I longed for days of art. Of learning only in the classroom. So many lessons I missed. So much about the world I wish I could have learned from the safety of literature or a classroom.

Instead I saw pain and felt pain and learned pain. It was mine whether I chose to claim it or not.


The Universal Longing

I wanted love. The abstract feeling of belonging, of being wanted and accepted. That longing stayed with me for a long, long time.


If you're writing memoir about childhood trauma, you know this longing. It's the through-line that connects every painful scene, every bad decision, every desperate attempt to feel safe.


The Desperate Search

I wound up holding on to words, memories. Some obviously more accurate than others. Some more meaningful than others. I wound up not wanting any more pain.


What did I have to go through to stop the pain? A lot of bad decisions. I was desperate for a while. Lost in every sense of the word.


I looked for love in all the wrong places. For acceptance in all the wrong places. Sometimes I moved forward on blind rage. With the expectation that the good in me would be enough to stop others from hurting me more.

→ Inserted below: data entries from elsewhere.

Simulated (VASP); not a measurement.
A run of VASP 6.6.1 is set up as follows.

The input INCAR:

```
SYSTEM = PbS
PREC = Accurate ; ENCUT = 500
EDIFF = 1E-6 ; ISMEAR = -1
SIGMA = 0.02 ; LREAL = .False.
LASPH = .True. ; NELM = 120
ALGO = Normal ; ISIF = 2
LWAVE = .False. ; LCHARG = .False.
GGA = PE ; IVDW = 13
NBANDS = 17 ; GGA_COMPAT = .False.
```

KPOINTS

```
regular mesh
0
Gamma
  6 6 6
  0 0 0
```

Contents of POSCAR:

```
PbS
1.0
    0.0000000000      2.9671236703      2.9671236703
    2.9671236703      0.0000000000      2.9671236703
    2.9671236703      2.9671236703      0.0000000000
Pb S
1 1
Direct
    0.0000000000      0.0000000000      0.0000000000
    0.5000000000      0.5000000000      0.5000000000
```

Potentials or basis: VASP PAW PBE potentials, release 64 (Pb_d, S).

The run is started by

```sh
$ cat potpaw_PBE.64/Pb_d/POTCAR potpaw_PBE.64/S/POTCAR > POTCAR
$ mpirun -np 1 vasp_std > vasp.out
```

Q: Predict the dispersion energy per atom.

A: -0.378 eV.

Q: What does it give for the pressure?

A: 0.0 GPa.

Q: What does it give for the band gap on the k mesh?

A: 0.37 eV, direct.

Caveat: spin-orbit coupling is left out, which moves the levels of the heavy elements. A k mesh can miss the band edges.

But when you're weak and lost, that makes you vulnerable. You become an easy target. You become less interesting. Less desirable.


The Turning Point

Thankfully, my anger eventually got the better of me—or was it sadness? I think it was sadness that got the better of me. I didn't want to hurt anymore.


I am especially proud of the days when I felt the disillusion of alcohol. I knew it wasn't working. Or I felt the shift of when it was bringing out more pain than laughter. For a while it worked. It introduced me to another side of myself.


The side of myself that wanted to make light of all that had happened to me.


But there were days and moments when I felt more than anything the depth of the loss in my life. I felt maimed emotionally. My soul was smaller than it should have been. My purity was leaving me too. And my innocence, well I suppose I miss that the most.


What This Teaches Us About Memoir


This raw passage reveals something essential about writing trauma memoir:


Vulnerability on the Page Mirrors Vulnerability in Life

When you write about being an "easy target," you risk becoming one again—to critics, to trolls, to people who don't understand. But that vulnerability is also what makes memoir powerful.


Bad Decisions Deserve Honesty

The "wrong places" you looked for love aren't shameful detours—they're part of the story. Readers need to see the desperation, the logic that made sense at the time, even when it was destructive.


Coping Mechanisms Are Complex

Alcohol. Rage. Desperate relationships. These aren't simple "mistakes"—they're survival strategies that worked until they didn't. Memoir requires showing both sides.


Loss Has Layers

You don't just lose innocence. You lose the person you might have been. The education you deserved. The childhood that should have been yours. Name all the losses.


Pride Lives in Small Victories

"I am especially proud of the days when I felt the disillusion of alcohol." This is the kind of honesty that transforms memoir from confession to art. You're proud of recognizing what wasn't working—that's growth.


Writing the Hardest Parts


If you're writing about the period when you were "an easy target," here's what I've learned:


Show the logic of your choices. Even bad decisions made sense in the moment. Help readers understand why you did what you did.

Don't rush past the shame. The feeling of becoming "less interesting, less desirable"—that's the wound beneath the wound. Let readers sit with it.

Honor what you lost. Innocence. Purity. The version of yourself that might have been. These losses matter.

Celebrate the turning points. Even small ones. Even the moment you realized something wasn't working. That's awareness, and awareness is the beginning of change.


The Courage to Write It

Writing about being vulnerable, desperate, and lost requires a different kind of courage than writing about survival and triumph. It requires admitting you weren't always strong, weren't always making good choices, weren't always the hero of your own story.

But that's where the truth lives. And that's what readers need to see.